New car market rises 10.4 per cent in April – but it’s a mixed picture

Time 9:22 am, May 4, 2018

THE UK new car market grew 10.4 per cent in April, with 167,911 new units registered, according to figures released today by the Society of Motor Manufacturers and Traders (SMMT).

Demand was affected by a number of factors, including the timing of Easter, which meant two additional selling days this April, and March’s adverse weather, which pushed some deliveries into the fourth month of the year.

Most significant, however, were the VED changes that came into force last April, causing a pull forward into March 2017 and a subsequent depressed April market.

April figures this year paint a mixed picture, with private demand growing 26.3 per cent, while the fleet market remained stable at 0.9 per cent.

However, business registrations saw a significant decline, falling 12.9 per cent compared with the same month last year. Demand for supermini and dual-purpose cars saw the most significant growth of all segments, up 27.0 per cent and 26.8 per cent respectively.

Demand for petrol cars grew in April, up 38.5 per cent, while diesel registrations continued the recent trend, declining by 24.9 per cent.

Meanwhile, registrations of plug-in and hybrid electric cars continued to rise, up 49.3 per cent, thanks to manufacturer investment in a growing choice of models.
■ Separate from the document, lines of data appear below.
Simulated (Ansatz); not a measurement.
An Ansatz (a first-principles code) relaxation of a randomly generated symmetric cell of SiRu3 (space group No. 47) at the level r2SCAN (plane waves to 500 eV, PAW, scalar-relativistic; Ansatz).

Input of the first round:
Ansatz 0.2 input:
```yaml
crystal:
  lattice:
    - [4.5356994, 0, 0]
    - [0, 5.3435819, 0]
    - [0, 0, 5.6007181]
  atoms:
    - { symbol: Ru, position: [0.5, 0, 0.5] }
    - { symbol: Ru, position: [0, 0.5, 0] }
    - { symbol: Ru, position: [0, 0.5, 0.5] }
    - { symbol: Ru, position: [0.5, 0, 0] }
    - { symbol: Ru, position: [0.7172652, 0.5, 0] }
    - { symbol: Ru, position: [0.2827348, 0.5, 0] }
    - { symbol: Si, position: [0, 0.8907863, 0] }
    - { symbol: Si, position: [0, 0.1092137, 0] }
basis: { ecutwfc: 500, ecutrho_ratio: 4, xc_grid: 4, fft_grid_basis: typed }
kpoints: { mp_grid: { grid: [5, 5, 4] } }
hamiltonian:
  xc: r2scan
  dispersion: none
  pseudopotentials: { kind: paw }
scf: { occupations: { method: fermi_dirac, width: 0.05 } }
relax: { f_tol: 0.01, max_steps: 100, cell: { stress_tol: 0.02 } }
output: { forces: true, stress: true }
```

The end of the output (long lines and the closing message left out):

While the growth is welcome, these alternatively fuelled vehicles still account for just 5.6 per cent of the market.

Despite the significant rise in the month, the overall new car market remains down year to date, with new registrations in the first four months falling 8.8 per cent, year on year, to 886,400 units.

While this level of decline is expected to slow over the course of 2018, political and economic uncertainty will continue to affect the market and further instability could cause additional disruption.

Mike Hawes, SMMT chief executive, pictured, said: ‘It’s important not to look at one month in isolation and, given the major disruption to last April’s market caused by sweeping VED changes, this increase is not unexpected.

‘While the continuing growth in demand for plug-in and hybrid cars is positive news, the market share of these vehicles remains low and will do little to offset damaging declines elsewhere.

‘Consumers need certainty about future policies towards different fuel types, including diesel, and a compelling package of incentives to deliver long-term confidence in the newest technologies.’